“There is no god but Allah, and Gaddafi is his enemy!” So reads one of the popular mottos used by the Libyan rebels, who just put an end to Muammar Gaddafi’s 42-year-long tyranny after a chaotic civil war. Similarly, most rebel fighters who captured Tripoli this week were chanting, “Allahu Akbar!,” which means, “God is the greatest!” (“Allah” in Arabic simply means “God.”)
Ironically, though, the now-dethroned Libyan colonel, too, had long been referring to God to justify his dictatorial rule. A mantra of his regime bluntly read: “Allah, Muammar, Libya — that’s all we need!”
The image of Allah, in other words, seems to have shifted in the minds of many Libyans from a pillar of authoritarian rule to a beacon of liberty.
A similar transformation seems to be ongoing in Syria as well, which used to have its own version of the authoritarian Arab trinity: “Allah, Syria, Bashar — that’s all we need!” But the peaceful Syrian protestors who have been raising their voice against the dictatorship of Bashar Assad and co., despite all the killing and torture they face, are now using a different motto: “Allah, Syria, Freedom — that’s all we need!”
It is perfectly understandable that such religious themes within the Arab Spring comes as confusing, if not worrying, to the Islamo-sceptic Westerners (and even some Arab secular liberals) who assume that all political manifestations of Islam will lead to tyranny. Moreover, they have in their mind the unpleasant case of the Iranian Revolution, which, after a brief “spring” in 1979, replaced the secular dictatorship of the Shah not with liberal democracy, but Islamic theocracy.

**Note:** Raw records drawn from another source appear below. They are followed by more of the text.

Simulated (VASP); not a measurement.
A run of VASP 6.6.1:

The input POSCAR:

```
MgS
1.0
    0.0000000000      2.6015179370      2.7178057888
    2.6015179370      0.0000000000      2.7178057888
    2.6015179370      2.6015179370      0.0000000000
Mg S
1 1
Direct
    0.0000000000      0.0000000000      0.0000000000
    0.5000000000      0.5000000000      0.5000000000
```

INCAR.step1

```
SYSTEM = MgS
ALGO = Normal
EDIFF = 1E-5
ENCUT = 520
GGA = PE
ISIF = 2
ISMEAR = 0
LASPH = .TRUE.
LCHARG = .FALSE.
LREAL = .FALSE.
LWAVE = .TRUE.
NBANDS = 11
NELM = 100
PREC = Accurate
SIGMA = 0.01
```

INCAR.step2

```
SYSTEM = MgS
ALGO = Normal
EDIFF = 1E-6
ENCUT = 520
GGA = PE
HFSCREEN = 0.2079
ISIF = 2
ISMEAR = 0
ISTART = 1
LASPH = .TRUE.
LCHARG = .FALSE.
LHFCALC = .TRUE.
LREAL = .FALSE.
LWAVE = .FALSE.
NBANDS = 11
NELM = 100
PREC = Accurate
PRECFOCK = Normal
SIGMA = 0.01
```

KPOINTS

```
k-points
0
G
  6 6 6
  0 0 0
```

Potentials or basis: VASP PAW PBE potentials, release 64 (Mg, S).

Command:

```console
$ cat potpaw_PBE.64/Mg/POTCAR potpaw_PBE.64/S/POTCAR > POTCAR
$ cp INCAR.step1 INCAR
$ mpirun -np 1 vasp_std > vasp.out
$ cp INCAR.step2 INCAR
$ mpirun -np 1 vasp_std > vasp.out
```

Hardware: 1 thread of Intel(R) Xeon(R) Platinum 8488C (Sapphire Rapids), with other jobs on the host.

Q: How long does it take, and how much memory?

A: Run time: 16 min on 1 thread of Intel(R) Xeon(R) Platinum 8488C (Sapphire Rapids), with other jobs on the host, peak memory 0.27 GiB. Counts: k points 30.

However, the history of the Muslim civilization shows that Islam has been understood in many different ways, and while it sometimes has been used to support tyrants, it more often than not challenged them. In fact, one of the very early theological splits in Islam was precisely on this issue. The successive caliphs of the Umayyad Dynasty (661-750 AD) promoted a theory of divine predestination, which implied that the corrupt Umayyad rule was predestined, and thus willed by God. The opposing theologians, who defended humans’ freewill, argued that rulers were responsible to both God and the people.
After a few centuries of debate, the Sunni view on this matter settled on a middle position, which valued strong rulers, but also expected them to be just and lawful. In other words, as historian Bernard Lewis notes, “Islamic tradition strongly disapprove[d] of arbitrary rule.” In the Ottoman Empire, the ritualistic expression of this idea was a popular slogan that common people would say to the sultans after Friday prayers: “Don’t be arrogant my sultan, God is greater than thou!”
In the modern age, however, traditional Islamic law, whose functions included constraining arbitrary power, failed to update itself, and was gradually rendered ineffective via “modernization.” As Noah Feldman illustrated brilliantly, this process produced not the liberal democracy of the West, but various secular (and sometimes fiercely secularist) autocrats — such as the Atatürk of Turkey, Reza Shah of Iran, or the Nasser of Egypt.
Islamism, the totalitarian ideology that aspires for an “Islamic state,” was more of a reaction to this modern crisis, rather than a direct continuation of the Islamic tradition. It was also based on an export of the worst ideas of the West. One of the founders of the Islamist ideology, Pakistani thinker Sayyid Abu al-A’la al-Mawdudi, had openly acknowledged that his “Islamic state” would “bear a kind of resemblance to the Fascist and Communist states,” in the way it would dominate the whole society.
Now, here is the key question for today: If Mawdudi and his followers synthesized Islam with totalitarianism, can others synthesize it with liberal democracy?
The answer does not look as grim as some suspect, as I argue in more detail in my new book, Islam without Extremes: A Muslim Case for Liberty. Not only the symbolic combination of “Allah” and “freedom” in the minds of the Arab masses, but also the ongoing discussions within more moderate Islamic parties show positive signs. Turkey’s incumbent Justice and Development Party also seems to play an indirect role, by showing that pious Muslims can well be a part of the democratic game and gain from it. As covered in this very interesting report, at least the outlawed Muslim Brotherhood of Syria seems to have taken important lessons from the Turkish case, and got transformed from a militant and oppressive group to a moderate and relatively liberal one.
To be sure, a probable transformation of the Muslim mind from authoritarianism to liberalism would be a very challenging process, which would face many obstacles. But was the political evolution of Christianity any easier? It certainly took a lot effort to move from the Spanish Inquisition and the “divine right of kings” to the liberating motto of Benjamin Franklin: “Rebellion to tyrants is obedience to God.” Islam, I believe, is just no less capable of going the same distance.